Díaz Leal highlighted the importance of this project in the SCT’s overall vision of interurban rail development, which includes Line 3 of Guadalajara’s light rail system, the suburban train that will connect Lecheria to the Felipe Ángeles airport currently being built in Santa Lucia, the interurban train to be completed between the cities of Leon and Celaya, a suburban train connecting the twin cities of Monterey and San Pedro Garza García with their airport and the Mexico City-Queretaro interurban train, among others. Díaz also underlined the role these projects play in the larger federal and presidential agenda of rail development, considered flagship infrastructure projects along with the Mayan Train and the Transisthmic Corridor. 

Some of these interurban rail projects are entirely new, while others were delayed or formerly suspended projects from Enrique Peña Nieto’s presidential term, which include the Mexico City-Toluca project and also the Mexico City-Queretaro Interurban Train, which was originally suspended in 2015 after the downturn in oil prices. Many of these projects will also involve large degrees of cooperation between the federal government and state governments on opposite ends of the political spectrum. SCT is expected to act as an essential bridge in these cases. “The construction of the Mexico City-Toluca Interurban Train symbolizes the cooperation between governments and the capacity to work in a coordinated matter to the benefit of society,” said Díaz. 

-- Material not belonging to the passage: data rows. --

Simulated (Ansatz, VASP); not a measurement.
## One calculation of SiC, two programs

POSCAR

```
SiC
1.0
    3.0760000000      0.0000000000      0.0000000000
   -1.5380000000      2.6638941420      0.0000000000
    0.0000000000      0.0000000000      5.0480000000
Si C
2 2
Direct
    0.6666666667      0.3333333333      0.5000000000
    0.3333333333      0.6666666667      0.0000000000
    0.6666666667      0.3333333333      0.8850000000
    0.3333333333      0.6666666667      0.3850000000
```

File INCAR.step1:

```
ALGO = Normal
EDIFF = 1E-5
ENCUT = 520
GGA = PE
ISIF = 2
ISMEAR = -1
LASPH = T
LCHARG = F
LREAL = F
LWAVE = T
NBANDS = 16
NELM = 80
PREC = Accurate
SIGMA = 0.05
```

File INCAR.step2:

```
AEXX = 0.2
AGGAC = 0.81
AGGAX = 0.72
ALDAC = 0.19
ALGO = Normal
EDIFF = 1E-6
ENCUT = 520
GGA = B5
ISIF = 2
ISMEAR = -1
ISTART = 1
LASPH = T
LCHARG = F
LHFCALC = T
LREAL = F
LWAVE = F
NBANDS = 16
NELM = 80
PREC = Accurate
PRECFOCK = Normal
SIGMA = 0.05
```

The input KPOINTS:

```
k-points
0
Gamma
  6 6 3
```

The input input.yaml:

While advancing toward completion, the Mexico City-Toluca Interurban Train is not free of hurdles. For example, La Prensa reported in early November that neighbors from Mexico City’s Alvaro Obregon municipality were expressing serious concerns about the effects of the train’s construction on their access to basic services and the safety of their homes and businesses. Their main fear is that the train’s completion will make their neighborhood’s soil and urban surfaces even more unstable than before. Some sections of the Alvaro Obregon municipality have been characterized by numerous cave-ins, street collapses and similar incidents. Neighbors have complained that authorities have not been transparent with them when communicating the exact route of the train and the characteristics, needs and impact of its construction process.